Perhaps the most important question that could ever be asked is, “How can a person be made right in the sight of God, that is, how can he be eligible for Heaven?” Or, as the Philippian jailer asked, “What must I do to be saved?” (Acts 16:30)
Thankfully, the apostle Paul gave the Philippian jailer a very simple and direct answer… “Believe on the Lord Jesus Christ and thou shalt be saved” (v. 31). No complicated formulas, no list of good works, no sacraments to observe, no prayers or Bible verses to memorize, no Jewish laws to maintain… Just believe on (trust in) the Lord Jesus, i.e., on the work that He accomplished on the cross. This is the biblical answer to that most important question, and it reflects a teaching called “Sola Fide” (faith alone), that many (if not most) Protestants believe in. Of course, Catholics will strongly deny this teaching, and will insist that one is saved by faith PLUS WORKS, and not by “faith alone.”
First off, we want to say that the term “faith alone” is not a perfectly accurate term, in the sense that faith is not the only thing present at the moment of conversion. Along with faith, there will certainly be joy, thankfulness, sorrow for one’s sins, a love for God and a willingness to serve Him, etc. A similar (imperfect) expression would be the Catechism of the Catholic Church saying that “Christ alone” teaches us (CCC #427), yet the Catholic Church (as well as every other church) also has human teachers. Another example is the phrase “salvation comes from God alone” (CCC #169), yet Catholics will argue that the Church certainly has a part in it. Just as these Catholic phrases are not precise, so it is with the phrase “faith alone.”
The focus of the term “faith alone” is on the ABSENCE OF WORK done in attempting to make Heaven. As the Scripture says, it is by faith APART FROM WORKS (Romans 3:28). It doesn’t mean that you never do any good works, it just means that none of your works contribute to your salvation. Justification is a trusting, a changed attitude of the heart (repentance), a surrender toward God, not a work which deserves a reward. Justification is always seen as a GIFT in Scripture, not a reward. Attempting to achieve justification (even partially) through works only disqualifies a person from receiving it (Romans 4:4-5).

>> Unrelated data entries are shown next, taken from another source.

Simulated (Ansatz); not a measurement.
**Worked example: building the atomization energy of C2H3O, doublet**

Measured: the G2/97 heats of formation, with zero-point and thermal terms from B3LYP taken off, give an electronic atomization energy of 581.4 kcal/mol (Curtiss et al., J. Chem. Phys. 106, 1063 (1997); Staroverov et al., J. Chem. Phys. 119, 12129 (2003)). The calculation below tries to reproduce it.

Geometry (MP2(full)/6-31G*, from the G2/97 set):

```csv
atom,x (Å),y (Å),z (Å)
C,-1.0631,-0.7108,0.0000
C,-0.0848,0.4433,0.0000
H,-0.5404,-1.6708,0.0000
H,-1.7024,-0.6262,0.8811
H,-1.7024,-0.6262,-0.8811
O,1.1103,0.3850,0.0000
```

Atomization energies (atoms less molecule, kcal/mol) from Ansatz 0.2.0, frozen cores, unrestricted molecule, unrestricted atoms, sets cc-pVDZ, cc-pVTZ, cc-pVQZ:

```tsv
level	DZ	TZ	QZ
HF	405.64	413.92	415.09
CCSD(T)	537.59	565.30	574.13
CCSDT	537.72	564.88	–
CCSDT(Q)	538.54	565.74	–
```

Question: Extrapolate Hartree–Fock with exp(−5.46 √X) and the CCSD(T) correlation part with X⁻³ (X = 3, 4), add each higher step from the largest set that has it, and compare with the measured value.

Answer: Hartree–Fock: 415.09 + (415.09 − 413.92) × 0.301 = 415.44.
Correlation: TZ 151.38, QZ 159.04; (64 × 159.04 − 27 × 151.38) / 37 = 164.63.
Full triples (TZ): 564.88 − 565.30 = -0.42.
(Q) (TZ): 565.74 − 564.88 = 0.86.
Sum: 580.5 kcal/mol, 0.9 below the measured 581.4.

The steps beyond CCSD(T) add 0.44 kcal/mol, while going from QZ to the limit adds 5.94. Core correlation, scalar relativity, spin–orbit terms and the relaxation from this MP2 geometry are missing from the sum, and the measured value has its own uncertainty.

Secondly, we are not against Christians doing good works. We should be anxious to do good works, and should do them out of love and thankfulness. However, good works are not the cause of justification, but the result; they are not the root, but the fruit of our salvation; we don’t do good works to be saved, we do them because we are saved. We do get heavenly rewards for our works, but justification itself is purely a GIFT.
The Catholic View
But what is the stance of the Catholic Church on the role of works in the believer’s life? To their credit, the Catechism says that a person is justified by grace (CCC #1996), through faith in Jesus Christ (CCC #1987). So far, so good. But we need to note some other things, as well. Here are a few quotes from official Catholic sources:
“Of this justification the causes are these… the instrumental cause is the sacrament of baptism…” (Council of Trent, Sixth Session, Decree on Justification, Chapter 7)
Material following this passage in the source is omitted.